California youth, allies rally for 16-year-old voting rights
A state lawmaker from the Silicon Valley has reintroduced a constitutional amendment that would lower the California voting age to 17, betting that a larger Democratic majority in the Legislature this year will help his proposal reach the ballot.
An amendment requires the approval of two-thirds of the state Assembly and Senate, and the approval of voters. Last year, a similar proposal from Democratic Assemblyman Evan Low of Campbell failed to reach the necessary margin of 46-24.
This time around, there are more Democrats in the Assembly, Low spokeswoman Maya Polon said, adding that the legislation enjoys bipartisan support.
Low has made voter engagement and access to the polls a top priority.
“Lowering the voting age will give a voice to young people and provide a tool to hold politicians accountable to the issues they care about,” Low said in a statement. “Young people are our future, and when we ignore that we do so at our own peril.”
Low cited data from the UC Davis Center for Regional Change’s California Civic Engagement Project, which found just under 31 percent of California’s eligible voters turned out in the November 2014 midterm elections, with youth voter — 18 to 24 — turnout being the lowest at 8.2 percent, or 285,000 of the 3.5 million eligible youth voters.
Turnout improved significantly in November’s midterm election, when 64.5 percent of eligible California voters cast ballots. It was California’s highest turnout in a non-presidential election since 1982, according to the Secretary of State’s office.
California is one of nearly a dozen states that allows 16- and 17-year-olds to pre-register to vote, automatically adding them to voter rolls on their 18th birthdays.

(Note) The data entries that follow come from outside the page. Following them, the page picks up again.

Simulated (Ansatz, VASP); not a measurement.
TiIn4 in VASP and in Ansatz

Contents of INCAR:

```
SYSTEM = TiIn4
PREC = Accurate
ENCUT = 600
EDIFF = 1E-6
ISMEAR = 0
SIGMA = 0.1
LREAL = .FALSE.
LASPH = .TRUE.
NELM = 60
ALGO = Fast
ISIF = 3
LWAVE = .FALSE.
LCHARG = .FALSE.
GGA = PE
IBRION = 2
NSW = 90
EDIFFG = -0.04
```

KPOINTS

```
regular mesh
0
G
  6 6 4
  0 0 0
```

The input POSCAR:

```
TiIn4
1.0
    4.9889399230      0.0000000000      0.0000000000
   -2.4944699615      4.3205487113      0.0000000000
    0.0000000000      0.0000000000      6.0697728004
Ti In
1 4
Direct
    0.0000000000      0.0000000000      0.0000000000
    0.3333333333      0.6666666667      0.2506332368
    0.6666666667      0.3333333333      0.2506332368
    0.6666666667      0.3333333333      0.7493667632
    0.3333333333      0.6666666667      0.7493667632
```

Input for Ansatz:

Low’s proposal also follows other recent efforts by California Democratic leaders to expand voting access, including automatically registering voters when they apply for or renew drivers’ licenses.
“By lowering the voting age from 18-years old to 17-years old, ACA 8 will promote youth becoming involved in matters that affect them personally and promote early civic engagement,” according to a statement from Low’s office.